Saturday, October 3, 2009

Today I learned about the Union occupation of Jacksonport. In May of 1862, The Union army moved down from Batesville and set up Camp Tucker on the west bank of the mouth of the Black River. At one time there were 5,429 Union soldiers in camp here. Having control of the White river would proved an advantage for both Confederate and Union armies. The Union army camped a little above Jacksonport where the black river meets the White.

Having the Union army so close to a town with strong Confederate support would be viewed as negative by the local Citizens. Part of this negative view stem from a lack of money. Besides the fact that many of the citizens saw the Union as the enemy, having them there proved stressful on their money. This was because many people were using Confederate money as shown in the picture below. This type of script would be completely useless with the Union control over Jacksonport.

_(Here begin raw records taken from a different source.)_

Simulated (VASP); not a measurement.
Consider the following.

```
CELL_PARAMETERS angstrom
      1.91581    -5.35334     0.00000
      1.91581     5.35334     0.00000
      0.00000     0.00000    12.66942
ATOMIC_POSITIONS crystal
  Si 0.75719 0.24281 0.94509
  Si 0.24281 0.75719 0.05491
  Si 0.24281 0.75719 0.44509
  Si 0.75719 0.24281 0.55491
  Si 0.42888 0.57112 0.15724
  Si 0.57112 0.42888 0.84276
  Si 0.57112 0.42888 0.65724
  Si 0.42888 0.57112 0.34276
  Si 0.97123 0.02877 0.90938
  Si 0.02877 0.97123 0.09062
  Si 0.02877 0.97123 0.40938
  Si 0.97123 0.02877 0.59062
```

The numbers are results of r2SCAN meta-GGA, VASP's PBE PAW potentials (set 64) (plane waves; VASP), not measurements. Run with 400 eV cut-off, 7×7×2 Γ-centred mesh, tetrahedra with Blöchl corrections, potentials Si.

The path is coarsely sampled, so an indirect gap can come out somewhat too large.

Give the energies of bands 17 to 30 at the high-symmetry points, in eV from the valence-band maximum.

Dr. Charles Brackett a Union solider wrote his experiences during this time in his Journal. Dr. Brackett explains that a local resident Mary Todd Caldwell, the one who presented the Jackson Guards with their Confederate regimental flag, “glorifies in being a rebel”. He went on to explain “Mrs. Caldwell wished she had the power to kill every Officer in the Union army, and ole Abe especially.”
Mrs. Caldwell has her own account of Union occupation in 1862. She says that the Dutch Yankees who occupied her house,” went into her room and dangled her cloths and made fun of them. She further explains that they took all we had and insulted our women folk.
Even with the tension between the Union solders and the local citizens, the Union occupied Jacksonport until June, when the Confederates recaptured Jacksonport. The only paper to be printed in Jacksonport was printed when the Union occupied Jacksonport. Paper became very difficult to come by during the Civil War, which caused for a lack of newspapers being printed. The Union printed the newspaper “stars and Stripes” on December 8, 1862. Due to the shortage of paper, this newspaper was printed on wall paper. Jacksonport is the second location that the” Stars and Stripes “was printed at. It was first printed in Bloomfield, Missouri on November 9, 1861. The “Stars and Stripes continues to be published today. Soldiers today in Iraq and Afghanistan still read the “Stars and Stripes”.
I really enjoyed learning about what life was like for the citizens of Jacksonport during the Union’s occupation. It is surprising to learn that a newspaper that was written in Jacksonport during the Civil War is still being published today.